Monday, January 25, 2021

Checking User Threads and Temporary Tables With gdb in MariaDB 10.4+, Step By Step

There were no posts about gdb tricks for a long time in this blog. This is surely unusual, but I had not done anything fancy with gdb for more than a year. Today I've got a chance finally to find something new in the code and answer yet another question based on code review and some basic gdb commands.

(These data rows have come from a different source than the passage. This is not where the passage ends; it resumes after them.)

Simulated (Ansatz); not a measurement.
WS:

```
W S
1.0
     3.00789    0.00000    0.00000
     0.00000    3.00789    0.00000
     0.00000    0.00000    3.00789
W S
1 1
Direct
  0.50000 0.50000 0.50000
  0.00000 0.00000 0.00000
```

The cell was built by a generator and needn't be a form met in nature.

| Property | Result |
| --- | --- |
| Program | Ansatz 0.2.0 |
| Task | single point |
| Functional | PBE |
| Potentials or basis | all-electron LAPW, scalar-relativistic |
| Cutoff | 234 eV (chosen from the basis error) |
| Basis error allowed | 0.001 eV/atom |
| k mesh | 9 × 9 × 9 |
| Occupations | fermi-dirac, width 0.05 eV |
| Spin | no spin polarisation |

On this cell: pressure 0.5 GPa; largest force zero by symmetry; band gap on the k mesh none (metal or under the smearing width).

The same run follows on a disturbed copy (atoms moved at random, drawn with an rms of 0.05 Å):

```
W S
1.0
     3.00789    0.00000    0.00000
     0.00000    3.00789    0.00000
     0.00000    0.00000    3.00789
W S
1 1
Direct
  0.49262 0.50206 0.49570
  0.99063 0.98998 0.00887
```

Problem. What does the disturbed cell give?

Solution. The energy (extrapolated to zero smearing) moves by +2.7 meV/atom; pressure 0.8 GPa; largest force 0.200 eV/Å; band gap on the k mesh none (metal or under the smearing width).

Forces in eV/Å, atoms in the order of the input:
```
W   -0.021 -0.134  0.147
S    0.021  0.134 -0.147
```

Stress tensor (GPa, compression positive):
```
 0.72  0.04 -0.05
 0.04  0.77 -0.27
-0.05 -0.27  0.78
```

The question was about the way to find what temporary tables, if any, that are created by some connection. There is no way to do this in MariaDB 10.4, see MDEV-12459 for some related plans (and I_S.INNODB_TEMP_TABLE_INFO of MySQL that appeared in MariaDB for a short time only). My immediate answer was that this is surely stored somewhere in THD structure and I just have to find it (and a way to work with that information) using code review and/or gdb.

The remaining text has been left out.